Once you have that rate in mind, you also have to consider things like travel and lodging. Is this party out of town? Will you need to stay overnight? Are they providing a room for you? These are all things you need to consider when working out the price for your services. You will likely need to negotiate so set a rock bottom price you are willing to work for in your head before going in.

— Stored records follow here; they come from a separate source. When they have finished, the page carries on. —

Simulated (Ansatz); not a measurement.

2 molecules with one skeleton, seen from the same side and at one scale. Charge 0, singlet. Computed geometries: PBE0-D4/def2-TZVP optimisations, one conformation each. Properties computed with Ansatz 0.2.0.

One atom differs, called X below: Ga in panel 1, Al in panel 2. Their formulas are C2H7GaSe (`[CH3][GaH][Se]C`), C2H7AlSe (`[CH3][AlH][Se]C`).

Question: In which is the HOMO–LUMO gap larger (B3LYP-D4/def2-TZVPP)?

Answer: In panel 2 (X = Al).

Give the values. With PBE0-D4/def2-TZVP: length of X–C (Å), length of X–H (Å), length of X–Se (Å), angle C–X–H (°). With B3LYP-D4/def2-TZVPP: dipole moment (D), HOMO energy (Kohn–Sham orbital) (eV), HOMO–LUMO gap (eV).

In addition, some readers bring kits with tissues, bottled water, etc. I have been lucky not to need such things as the venue provides much of what I need (outside of my personal decorations and the like). However, some venues may not be as well stocked or take place outdoors. Get to know where you are reading and ask if some of your more common items will be provided so you know what you will need and won’t be burdened with extra stuff.

What to wear

When you do a festival or a private reading you can wear whatever you want. For larger parties, this is not necessarily true. Although you may normally read in jeans and a t-shirt, the company that hires you will likely expect you to show up in something more like a costume. They’re hiring you to put on a show for the people who come to your table.

This doesn’t mean that you have to put on some strange gypsy garb with a turban. (In fact, you shouldn’t do that because it’s culturally insensitive!) You can wear a nice Victorian dress or suit, stylish hats or fascinators, flowing gowns, etc. The key is to look mysterious and ethereal for the crowd. You don’t have to go overboard, but have fun with your look! Not all clients require this, but it is more likely they will want to see something more theatrical at the higher price points.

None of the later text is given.